The Bank for International Settlements’ (BIS) Project Agorá has delivered a working prototype of a unified ledger for wholesale cross‑border payments, two years after the BIS first proposed the concept.
The prototype demonstrates that tokenised commercial bank deposits and tokenised central bank reserves can operate together on a shared, programmable platform, enabling atomic, multi‑currency settlement that could run on a 24/7 basis.

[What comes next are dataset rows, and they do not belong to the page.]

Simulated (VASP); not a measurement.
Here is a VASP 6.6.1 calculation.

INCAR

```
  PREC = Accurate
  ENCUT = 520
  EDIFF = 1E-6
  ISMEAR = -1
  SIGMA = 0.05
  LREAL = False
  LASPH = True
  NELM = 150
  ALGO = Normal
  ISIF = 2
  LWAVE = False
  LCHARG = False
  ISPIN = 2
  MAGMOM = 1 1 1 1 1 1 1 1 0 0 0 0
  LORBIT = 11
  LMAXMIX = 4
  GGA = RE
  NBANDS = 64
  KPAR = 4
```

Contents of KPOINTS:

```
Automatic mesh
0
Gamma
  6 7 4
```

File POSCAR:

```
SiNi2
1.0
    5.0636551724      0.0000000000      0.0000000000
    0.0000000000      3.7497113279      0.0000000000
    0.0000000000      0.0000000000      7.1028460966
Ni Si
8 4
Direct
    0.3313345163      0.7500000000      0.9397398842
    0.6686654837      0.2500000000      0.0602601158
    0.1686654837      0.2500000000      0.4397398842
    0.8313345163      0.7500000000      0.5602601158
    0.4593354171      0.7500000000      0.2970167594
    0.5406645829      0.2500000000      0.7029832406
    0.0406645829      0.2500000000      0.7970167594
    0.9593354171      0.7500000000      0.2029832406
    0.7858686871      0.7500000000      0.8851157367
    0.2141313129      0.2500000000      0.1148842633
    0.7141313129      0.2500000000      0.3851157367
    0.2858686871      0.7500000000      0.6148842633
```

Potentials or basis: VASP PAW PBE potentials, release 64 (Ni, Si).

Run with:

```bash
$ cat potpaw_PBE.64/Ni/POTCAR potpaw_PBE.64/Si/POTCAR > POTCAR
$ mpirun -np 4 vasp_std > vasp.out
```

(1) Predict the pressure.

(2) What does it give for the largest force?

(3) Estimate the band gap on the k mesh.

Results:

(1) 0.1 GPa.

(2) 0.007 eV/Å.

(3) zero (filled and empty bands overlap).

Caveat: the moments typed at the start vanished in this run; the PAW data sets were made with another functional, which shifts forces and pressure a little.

The initiative—a large‑scale public‑private collaboration convened by the BIS and the Institute of International Finance (IIF)—brought together seven central banks and more than 40 regulated financial institutions, including the Bank of England, the Federal Reserve Bank of New York, the Bank of France (representing the Eurosystem), the Bank of Japan, the Bank of Korea, the Bank of Mexico and the Swiss National Bank. The Bank of Canada has now joined the next phase of work.
By leveraging smart contracts, the platform allows financial institutions to embed workflow logic, compliance requirements and conditional payment triggers directly into transactions. This reduces reconciliation burdens, manual intervention and other operational frictions that slow today’s cross‑border payments.
The BIS said the prototype also shows how wholesale CBDCs (wCBDCs) can be integrated with tokenised commercial bank deposits within a shared, programmable financial market infrastructure.
The project will now advance to further testing, including real‑value transactions involving selected currencies and participants, with an expanded role for private‑sector institutions.
Key findings
The report, Project Agorá: A shared programmable platform for wholesale cross‑border payments, highlights several findings with significant operational implications for financial institutions:
• Tokenisation can address structural inefficiencies in wholesale cross‑border payments: The prototype shows that multi‑currency settlement using tokenised central bank reserves and tokenised commercial bank deposits can be executed safely and efficiently.
• Atomic settlement is achievable across currencies and jurisdictions: The platform enables “all‑or‑nothing” settlement, eliminating settlement risk. This has major operational implications: firms must lock liquidity before execution, redesign intraday liquidity management, and adapt treasury operations to an always‑on settlement environment.
• Workflow redesign moves compliance and data alignment before settlement: Smart‑contract‑based workflows allow sanctions screening, AML/CFT checks and fraud controls to run in parallel, reducing late‑stage failures.
This shifts firms toward pre‑validated, pre‑aligned payment flows, requiring updates to compliance orchestration and payment‑routing processes.
• Settlement finality is legally achievable across all participating jurisdictions: The report finds that a unified “atomic settlement trigger” can serve as the legally recognised moment of finality. This will require new technical, operational and contractual frameworks to align with national laws.